The final strand in what was to be woven ir the civil rights campaign was the Trade Union Movement, particularly the Belfast & District Trades Union Council. The Northern Committee of the Irish Congress of Trades Union, on two separate occasions, along with the Northern Ireland Labour Party, went on deputations to see Captain O'Neill. Their demands for One Man One Vote and repeal of the Special Powers Act were ignored, and 4 Belfast-based Stormont seats were not sufficient leverage for the NILP, then a political force, to obtain movement on the civil rights front. In May 1965 the Trades Council organised a conference on civil liberties in the lecture room o the Amalgamated Transport & General Workers Union headquarters in Belfast and several trade union leaders spoke of their concern over the failure of the Government to implement basic democratic guarantees in Northern Ireland. The trade unionists, mainly Protestants, had a ready audience in the members of the Campaign for Social Justice, the Communist Party, the Republicans and the Northern Ireland Labour Party, all of which sent representatives. For sectarian discrimination to be condemned by the union representatives of Belfast's Protestant working class was a big step, even in the enlightened sixties. Slowly the diverse strands of political thought were coming together. The need for reform had been documented and publicised, but it was a problem which needed more than recognition - it needed action.

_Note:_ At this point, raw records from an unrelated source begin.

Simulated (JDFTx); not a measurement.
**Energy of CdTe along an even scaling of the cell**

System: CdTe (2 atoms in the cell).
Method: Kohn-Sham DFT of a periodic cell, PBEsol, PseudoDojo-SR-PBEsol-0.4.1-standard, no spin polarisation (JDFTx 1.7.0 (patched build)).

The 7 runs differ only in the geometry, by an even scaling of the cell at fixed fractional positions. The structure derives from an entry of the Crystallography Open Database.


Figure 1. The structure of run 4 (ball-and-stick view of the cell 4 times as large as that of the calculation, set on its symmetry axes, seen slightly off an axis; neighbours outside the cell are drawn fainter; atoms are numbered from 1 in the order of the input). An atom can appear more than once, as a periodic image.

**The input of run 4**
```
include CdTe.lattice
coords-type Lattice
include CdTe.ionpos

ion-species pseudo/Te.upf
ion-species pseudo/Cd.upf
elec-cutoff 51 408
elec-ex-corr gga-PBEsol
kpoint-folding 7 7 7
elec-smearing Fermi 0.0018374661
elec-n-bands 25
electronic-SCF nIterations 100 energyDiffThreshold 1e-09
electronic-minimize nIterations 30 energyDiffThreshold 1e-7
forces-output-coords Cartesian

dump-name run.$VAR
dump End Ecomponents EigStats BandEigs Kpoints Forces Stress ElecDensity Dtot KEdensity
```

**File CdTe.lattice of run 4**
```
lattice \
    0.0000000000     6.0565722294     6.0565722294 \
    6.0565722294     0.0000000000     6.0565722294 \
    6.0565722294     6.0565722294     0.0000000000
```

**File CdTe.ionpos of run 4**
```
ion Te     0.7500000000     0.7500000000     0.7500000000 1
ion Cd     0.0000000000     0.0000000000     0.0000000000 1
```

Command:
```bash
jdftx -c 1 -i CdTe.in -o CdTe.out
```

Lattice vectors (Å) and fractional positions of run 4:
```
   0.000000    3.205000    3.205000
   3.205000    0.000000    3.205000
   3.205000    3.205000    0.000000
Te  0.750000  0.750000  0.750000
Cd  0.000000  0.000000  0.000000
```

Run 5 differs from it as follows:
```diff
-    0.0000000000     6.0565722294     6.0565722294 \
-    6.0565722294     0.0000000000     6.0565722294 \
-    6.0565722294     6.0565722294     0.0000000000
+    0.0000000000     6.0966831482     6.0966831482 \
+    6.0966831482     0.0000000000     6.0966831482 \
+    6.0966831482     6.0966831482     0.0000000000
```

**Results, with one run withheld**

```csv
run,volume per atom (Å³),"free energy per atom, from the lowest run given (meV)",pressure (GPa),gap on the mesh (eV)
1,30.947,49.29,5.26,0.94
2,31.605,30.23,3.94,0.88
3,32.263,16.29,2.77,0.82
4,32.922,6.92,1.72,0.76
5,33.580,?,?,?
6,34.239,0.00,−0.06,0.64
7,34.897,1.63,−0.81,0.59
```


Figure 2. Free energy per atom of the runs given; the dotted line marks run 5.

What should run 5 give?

The first move in what was eventually to emerge as NICRA came from the Wolfe Tone Society. The Society recognised the growing awareness of the need for a broad organisation to channel the demands for democratic reform and to this end they organised a meeting of all Wolfe Tone Societies in Maghera in August, 1966. The outcome was a decision to hold a public meeting to highlight the issue of civil rights in Northern Ireland. This was held in the War Memorial Building in Belfast in November, 1966, and its attendance was drawn from all sectors of libertarianism in Northern Ireland, the Chairman being John D. Stewart. The two main speakers were Ciaran Mac An Ali, who spoke on "Civil Liberty - Ireland Today" and Kadar Asmal, who spoke on "Human Rights, International Perspective". The support for this public meeting prompted the Belfast Wolfe Tone Society - effectively Fred Heatley and Jack Bennett - to hold another broad meeting with a view to setting up a formal organisation which could be devoted to unifying the struggle for civil rights.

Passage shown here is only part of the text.